Proportion of trips by station for the 10 passenger groups

Table 3 Characteristics of passenger groups

3.3 Changes in Travel Behavior over Time

This section presents the results of our investigation of the year-to-year variation in passenger behavior, based cluster membership. Figure 12 shows the changes in cluster membership from 2014 to 2016; the proportion of users in each group (denoted by different colors) and the year (from left to right, 2014 to 2016) are shown. In addition to the 10 passenger groups described previously, there is a “nin” group of passengers with cards that have not yet been activated: if a card ID is not activated in the current year but is active in the following year, this card ID is identified as “nin”. There is also an “out” group, comprising passengers with cards that have not been used to make any payment (owned by individuals no longer traveling within the railway system).

Fig. 12
figure 12

Proportions of passenger groups by year

The results reveal that a large proportion of cards become inactive after 1 or 2 years (indicated by membership of the “nin” or “out” group). In total, only 36,203 passengers (16%) used the same card over the 3-year period; many travelers may have changed to another type of card (84% changed card type).
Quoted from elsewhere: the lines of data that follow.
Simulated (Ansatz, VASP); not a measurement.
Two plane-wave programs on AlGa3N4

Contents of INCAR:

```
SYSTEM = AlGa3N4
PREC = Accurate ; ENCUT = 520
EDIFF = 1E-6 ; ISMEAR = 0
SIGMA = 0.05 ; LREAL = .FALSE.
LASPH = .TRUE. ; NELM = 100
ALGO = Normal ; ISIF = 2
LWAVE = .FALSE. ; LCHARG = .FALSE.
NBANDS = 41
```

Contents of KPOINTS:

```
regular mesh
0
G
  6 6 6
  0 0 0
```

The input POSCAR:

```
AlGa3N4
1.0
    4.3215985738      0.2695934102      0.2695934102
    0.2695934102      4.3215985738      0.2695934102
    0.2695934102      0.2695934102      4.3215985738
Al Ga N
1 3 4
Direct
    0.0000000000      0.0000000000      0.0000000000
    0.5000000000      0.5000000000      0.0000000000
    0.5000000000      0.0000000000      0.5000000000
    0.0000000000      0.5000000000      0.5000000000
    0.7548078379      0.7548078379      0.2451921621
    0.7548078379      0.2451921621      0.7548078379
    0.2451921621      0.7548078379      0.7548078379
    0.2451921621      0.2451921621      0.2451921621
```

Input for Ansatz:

Most travelers remained in the same group over the 3-year period. The mean rates of change in cluster membership over the 3-year study period were calculated; the results are presented in Table 4. All cluster groups are distributed horizontally by candidate group; each row of the table displays the probability that card users changed their group to a new one, including the “out” group, and the elements sum to 100%. In every group, a large proportion of cards “left”, i.e., transitioned into the “out” group, particularly in G1, G3, G5, and G10. However, a limitation of the smart card data analyzed in this study is that each card ID is tied to a credit card with an expiration date; because of passenger privacy, we could not access information after the expiration date, so the “out” group is not considered in the rest of this paper.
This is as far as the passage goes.